Day of the Imprisoned Writer

Each year on November 15th, PEN International, PEN Centers, and PEN members from around the world commemorate the Day of the Imprisoned Writer to highlight and campaign on behalf of writers who face unjust imprisonment, attacks, harassment, and violence simply for their free expression work.

The day is marked by promoting literary culture, celebrating the freedom to write, and taking action to call for justice and freedom for imprisoned and murdered colleagues.

We encourage you to take action—in the form of donations and letters of appeal—on behalf of these writers as well as sharing information about these cases via social media using the hashtag: #ImprisonedWriter

This year, PEN is highlighting the cases of these five writers: 

Republic of Honduras
Cesario Alejandro Félix Padilla Figueroa
Student leader, PEN member

Cesario Alejandro Félix Padilla Figueroa, journalism graduate, student leader, and founding board member of PEN Honduras, was convicted of "usurpation" ("usurpación") at the National Autonomous University of Honduras (Universidad Nacional Autónoma de Honduras­ – UNAH) on June 7, 2017. The conviction represents the culmination of a pattern of harassment that he has faced since 2014 for his part in student protests at UNAH, which called for an end to plans to privatize the university and for the democratization of its governing bodies. Padilla Figueroa has faced ongoing harassment, including surveillance, in connection with his involvement with the protests.
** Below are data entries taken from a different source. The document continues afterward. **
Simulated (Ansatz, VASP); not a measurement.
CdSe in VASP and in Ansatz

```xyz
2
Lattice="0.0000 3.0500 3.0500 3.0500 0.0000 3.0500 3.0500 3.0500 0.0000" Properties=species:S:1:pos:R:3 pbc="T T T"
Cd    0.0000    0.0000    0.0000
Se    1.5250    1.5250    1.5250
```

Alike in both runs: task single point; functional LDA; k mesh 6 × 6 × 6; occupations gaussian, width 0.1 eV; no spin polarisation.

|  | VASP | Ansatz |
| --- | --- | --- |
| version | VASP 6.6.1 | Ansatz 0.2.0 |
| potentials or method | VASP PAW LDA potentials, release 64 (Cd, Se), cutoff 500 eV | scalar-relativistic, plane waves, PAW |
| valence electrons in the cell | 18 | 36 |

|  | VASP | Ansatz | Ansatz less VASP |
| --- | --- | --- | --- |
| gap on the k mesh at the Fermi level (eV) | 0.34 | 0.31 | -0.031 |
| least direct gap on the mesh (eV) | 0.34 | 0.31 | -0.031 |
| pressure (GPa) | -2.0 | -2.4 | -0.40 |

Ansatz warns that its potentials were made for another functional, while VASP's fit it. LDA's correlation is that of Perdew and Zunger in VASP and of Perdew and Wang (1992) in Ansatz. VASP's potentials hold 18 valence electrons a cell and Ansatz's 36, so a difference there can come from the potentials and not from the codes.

Socialist Republic of Vietnam
Nguyen Ngoc Nhu Quynh (Me Nâm)

On June 29, 2017, blogger Nguyen Ngoc Nhu Quynh, popularly known by her pen name Me Nâm (Mother Mushroom), was convicted of “conducting propaganda against the Socialist Republic of Vietnam” under Article 88 of the Penal Code and sentenced to 10 years in prison. PEN International believes that Me Nâm is being targeted for peacefully exercising her right to freedom of expression. PEN International calls on the Vietnamese authorities to quash Me Nâm’s conviction and release her immediately and unconditionally, in accordance with Article 19 of the International Covenant on Civil and Political Rights (ICCPR) to which Vietnam is a state party.


Equatorial Guinea
Ramón Esono Ebalé 
Cartoonist and activist

Ramón Esono Ebalé, alias Jamón y Queso, is an award-winning cartoonist and activist, who, in addition to running his satirical blog, has published a graphic novel, La pesadilla de Obi (Obi’s Nightmare). Esono Ebalé is a well-known critic of President Obiang and his government and uses his drawings to highlight the large levels of inequality in Equatorial Guinea and the human rights violations committed by the state. On September 16, 2017, he was arrested in Malabo, the capital of Equatorial Guinea. While initially questioned by security agents in relation to his cartoons that are critical of President Obiang and other government officials, news outlets reported a few days later that Ebalé was being investigated for alleged money laundering and counterfeiting money. He was presented before a judge on September 20 where he was asked about these allegations and was subsequently sent to Black Beach prison in Malabo where he is being held in preventive judicial detention while further investigations are conducted. Esono Ebalé appeared in court on October 3 and gave a statement before a judge, but according to PEN’s information, he has yet to be formally charged with an offense.


Razan Zaitouneh
Human rights defender and writer

Razan Zaitouneh is a human rights defender, blogger, lawyer, and cofounder of the Violations Documentation Center in Syria (VDC). On December 9 2013, Zaitouneh, along with her colleagues Samira al-Khalil, Nazem Hamadi, and Wa’el Hamada (her husband) were abducted during a raid on the offices of the VDC in Douma, near Damascus, by a group of armed men. They had been documenting human rights violations after fleeing the Syrian government-controlled area. There has been no news of their whereabouts since their abduction, but they are presumed to be detained by an armed Islamic group in control of Douma.


Zehra Doğan
Journalist, painter, poet

Zehra Doğan is serving a prison sentence of 2 years, 9 months, and 22 days. On March 24, 2017, she was convicted of "propagandizing for a terrorist organization" (Article 7/2 of the Anti-Terror Law) by the Second High Criminal Court of Mardin province, for her work as a painter and journalist. PEN considers her imprisonment a violation of her right to freedom of expression as an artist and a journalist, and calls for her immediate and unconditional release.